I saw lots of good things on this test, and it also revealed some things that some of us don’t fully understand yet. Some of those things are to be expected early in the course – others are things we really want to get in place ASAP. Be sure to look over the comments below and the ones on your test.
For part a, I used a binar system to record points off (adding combinations of -1, -2 and -4 pts). So if you had 3 points off, you will see both the -1 and -2 options marked.
Some inportant things about prior, likelihood, and posterior.
A key word that should appear in your description of all three is parameter or parameters – understanding how each is related to parameters is key to understanding what these are.
The prior and posterior are both distributions. The likelihood function is not a distribution. But all three are functions of the parameters.
Although we talked about hypotheses the first day or two as a way to motivate Bayesian inference, the word hypothesis really should not be anywhere in these descriptions.
Be careful about how you use the word data. In particular, the prior does not try to tell us something about the data per se. The data enter in via the likelihood function.
Note that the prior and likelihood do not influence or depend on each other, but both are used to compute the posterior. I saw several answers that made incorrect connections between prior and likelihood.
I used binary grading here as well.
It is important to understand what the parameters mean and what the summaries of the posterior distributions for the parameters tell us. For understanding the parameters, often a little bit of algebraic thinking is important – what role does the parameter have in the model equation(s)? Be sure to interpret each one in the context of the others.
\(\sigma\) is not an estimate for the standard deviation of the response for all subjects. It is an estimate for the standard deviation of the response for all subjects with the same predictor variable values. That is a big difference. (In fact, comparing those two is one way of measuring the fit of a model.)
Some of you didn’t really address (correctly) what the HDIs are telling us. Don’t get fixated on the posterior mean to the exclusion of the spread of the posterior distribution. (Remember, the posterior is a distribution, not either of these summaries, but providing a sense of center and spread provides a good deal of information about the distribution.)

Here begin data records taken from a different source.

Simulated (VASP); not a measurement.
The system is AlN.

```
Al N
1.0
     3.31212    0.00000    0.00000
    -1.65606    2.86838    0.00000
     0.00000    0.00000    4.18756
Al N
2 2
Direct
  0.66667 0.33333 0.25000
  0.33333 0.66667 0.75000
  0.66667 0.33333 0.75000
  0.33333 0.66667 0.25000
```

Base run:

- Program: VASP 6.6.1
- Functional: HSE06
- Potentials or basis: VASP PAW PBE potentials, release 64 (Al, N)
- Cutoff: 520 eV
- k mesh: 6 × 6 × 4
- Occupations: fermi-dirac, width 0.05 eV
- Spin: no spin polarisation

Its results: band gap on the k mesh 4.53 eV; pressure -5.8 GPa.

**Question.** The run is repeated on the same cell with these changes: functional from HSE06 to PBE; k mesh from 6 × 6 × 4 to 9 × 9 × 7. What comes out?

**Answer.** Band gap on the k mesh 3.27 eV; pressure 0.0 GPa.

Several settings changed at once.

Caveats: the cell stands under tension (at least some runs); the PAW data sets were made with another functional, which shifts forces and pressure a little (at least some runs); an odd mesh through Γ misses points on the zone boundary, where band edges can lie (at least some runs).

Be mindful of units and especially of making direct comparisons of things that have different units.
If this problem gave you trouble, it might be good for us to have a conversation.
When talking about variability, always make it clear whether you are talking about variability in the posterior distribution (of some parameter) or taking about variability in (some subset of) the data.
This mostly went pretty well, and I think the comments in Gradescope probably suffice.
Several of you had more than one likelihood. For a given model, there is just one likelihood (and one prior and one posterior). Each of these involves all of the parameters. You could have split the data into two pieces and used two models – on for each piece – and then used the posterior of the first model as the prior of the second, but none of you took that approach. This is a particular simple situation, and the two parameters don’t interact much in the model, but that isn’t usually the case. Even just changing the prior here can make things more complicated.
Several of you made plots with a formula of the general type posterior ~ parameter
. This does not work when your grid has multiple parameters, and some of your plots showed that something was wrong. If you have a 100 by 100 grid, then there will be 100 different posterior values or each parameter value, so your plot will be showing 100 different values, not a single value. And none of those values is the correct value. The easiset way to deal with this is probably posterior sampling, but you can also add across the other parameters.
The main difference between using a normal distribution and a log-normal distribution for a parameter is that one of these distributions allows the parameter value to be negative and the other does not.
Something I did not take points off for was making a conclusion about a difference by looking for “overlap” of the posterior distributions. This is not a good approach and can lead to incorrect conclusions. The proper way to do this is to compute a posterior distribution for the difference.
The rubric items here should be helpful (I hope).
One of the more common errors was failing to use sim()
(or to do essentially the same type of computation yourself) when trying to determine the precision of an individual estiamte.
Note: You can’t compute a residual for a counterfactual because you won’t have an observed response to compare with the prediction. Some of you did some interesting things to try to work around this problem. But an HDI computed from sim()
is a better approach.
I saw a nice variety of useful plots for checking the fit. But I also saw some strange plots (and several of you noted that your plots looked strange, but didn’t seem to know what was going on). When checking fits, you need to take into account all of the predictors. So a plot of response ~ preditor1
is going to be noisy if you are ignoring ther predictors. There are several ways to do this, include using separate panels or colors, or comparing predicted and observed reponses. Here is example of a plot that is a little different from most.
A perfect fit would place the dots directly on the dotted line. This plot shows HDIs for the mean response. It could also be done with HDIs for an individual response. A type of plot made by more of you looked something like this.
Notice how color is used to separate the different species since the model makes a different prediction for each species, even if the sepal width is the same.